I have never written a type or object in C, so bear with my newbie questions. Are you saying, Chris, that before you could not inherit a type written in C and override a method? Is this only in regards to the magic method slots or just any method?
Brett Cannon wrote:
[Christian Tismer]
Hi Guido, py-dev,
preface: -------- a week ago or so, I sent a patch to Guido that removes the "etype" struct. This is a hidden structure that extends types when they are allocated on the heap. One restriction with this type was that types could not be extended by metatypes for some internal reason. I fixed this. Now meta-types can define extra slots for types.
I have never written a type or object in C, so bear with my newbie questions. Are you saying, Chris, that before you could not inherit a type written in C and override a method? Is this only in regards to the magic method slots or just any method?
Sure you could. The just was no general interface to it. The magic method slots are already easy to override, assuming that you always call these via the type slots and don't call them directly. For your own, non-magic methods, there was not support, yet. Sure, you could override your methods, but you needed extra machinery to keep track of the methods, to find out which to call when, and so on. The proper way to store extra info about methods is to put this info into the type object itself. This was not possible before my patch. You could help yourself my extending some of the existing method tables, but this is hackish. With my flextype stuff, you explicitly extend your type object with extra function pointers. Then you provide a table with your implementation and wrapper functions, and inheritance works from alone. That's what I was after.
From what I gather in your email, it seems like you came up with proper overriding inheritence in C for methods defined in a type. So does this means you can now override the __contains__ magic slot in C code through some inherited type and this was not doable before? Perhaps an example of something from the Python core that was not possible before would solidify this for me.
I didn't care of the magic slots at all. I think they don't need to be changed, but I will have a look at it. The difference with my dynamic methods is that the method tables are filled once, at the time when your type/class is created. After that, there is no longer any lookup necessary. Method calls which are not overridden are called with maximum possible speed. In order to support changes to the undelying classes *after* type creation, I will provide an extra type method that allows to "re-bind" explictly. ciao - chris -- Christian Tismer :^) mailto:tismer@tismer.com Mission Impossible 5oftware : Have a break! Take a ride on Python's Johannes-Niemeyer-Weg 9a : *Starship* http://starship.python.net/ 14109 Berlin : PGP key -> http://wwwkeys.pgp.net/ work +49 30 89 09 53 34 home +49 30 802 86 56 pager +49 173 24 18 776 PGP 0x57F3BF04 9064 F4E1 D754 C2FF 1619 305B C09C 5A3B 57F3 BF04 whom do you want to sponsor today? http://www.stackless.com/
[Christian Tismer] <snip>
For your own, non-magic methods, there was not support, yet. Sure, you could override your methods, but you needed extra machinery to keep track of the methods, to find out which to call when, and so on. The proper way to store extra info about methods is to put this info into the type object itself. This was not possible before my patch. You could help yourself my extending some of the existing method tables, but this is hackish.

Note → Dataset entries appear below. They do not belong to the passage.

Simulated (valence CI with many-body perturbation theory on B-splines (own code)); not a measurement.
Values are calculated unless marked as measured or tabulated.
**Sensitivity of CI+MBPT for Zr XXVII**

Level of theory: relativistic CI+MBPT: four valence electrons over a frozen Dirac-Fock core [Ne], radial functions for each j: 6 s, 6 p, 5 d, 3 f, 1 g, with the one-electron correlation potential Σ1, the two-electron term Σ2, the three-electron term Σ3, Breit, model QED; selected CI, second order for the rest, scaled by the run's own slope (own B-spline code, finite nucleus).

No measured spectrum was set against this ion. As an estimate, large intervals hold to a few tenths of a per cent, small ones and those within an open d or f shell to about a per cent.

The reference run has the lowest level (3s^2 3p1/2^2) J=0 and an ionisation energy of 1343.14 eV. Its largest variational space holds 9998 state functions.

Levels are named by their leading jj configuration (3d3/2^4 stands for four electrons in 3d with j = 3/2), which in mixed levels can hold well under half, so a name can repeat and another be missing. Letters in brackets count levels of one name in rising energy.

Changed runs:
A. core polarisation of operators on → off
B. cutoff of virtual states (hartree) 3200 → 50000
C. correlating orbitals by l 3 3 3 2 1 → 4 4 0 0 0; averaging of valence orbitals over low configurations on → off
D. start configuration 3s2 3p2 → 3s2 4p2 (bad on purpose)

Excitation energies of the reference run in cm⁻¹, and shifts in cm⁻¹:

That sounds great. Anything to make coding C extensions easier.
I didn't care of the magic slots at all. I think they don't need to be changed, but I will have a look at it. <snip>
Part of the reason I asked about the magic slots is that I personally think it would be great if you didn't have to use the specific struct slots for magic slots but instead were called based on their name in Python. That way you would not have to view Include/object.h every time you wanted to use one of the magic methods; you could just add it just like any other method and just give it a Python name that matched its magic method name. The obvious drawback is you would lose compiler checking that the arguments were correct for the method. But wouldn't this simplify keeping binary-compatibility if it was used since the struct would be pruned down significantly? I don't know how much of a stumbling block this all is for newbies, but I know when I looked at extending sre's pattern objects to add a __contains__ method it took me a little while to find where the slot was and what all the macros were for. But that might also be because I didn't read the C extension docs and just dove in. =) -Brett
[Christian Tismer]
<snip>
For your own, non-magic methods, there was not support, yet. Sure, you could override your methods, but you needed extra machinery to keep track of the methods, to find out which to call when, and so on. The proper way to store extra info about methods is to put this info into the type object itself. This was not possible before my patch. You could help yourself my extending some of the existing method tables, but this is hackish.
[Brett Cannon]
That sounds great. Anything to make coding C extensions easier.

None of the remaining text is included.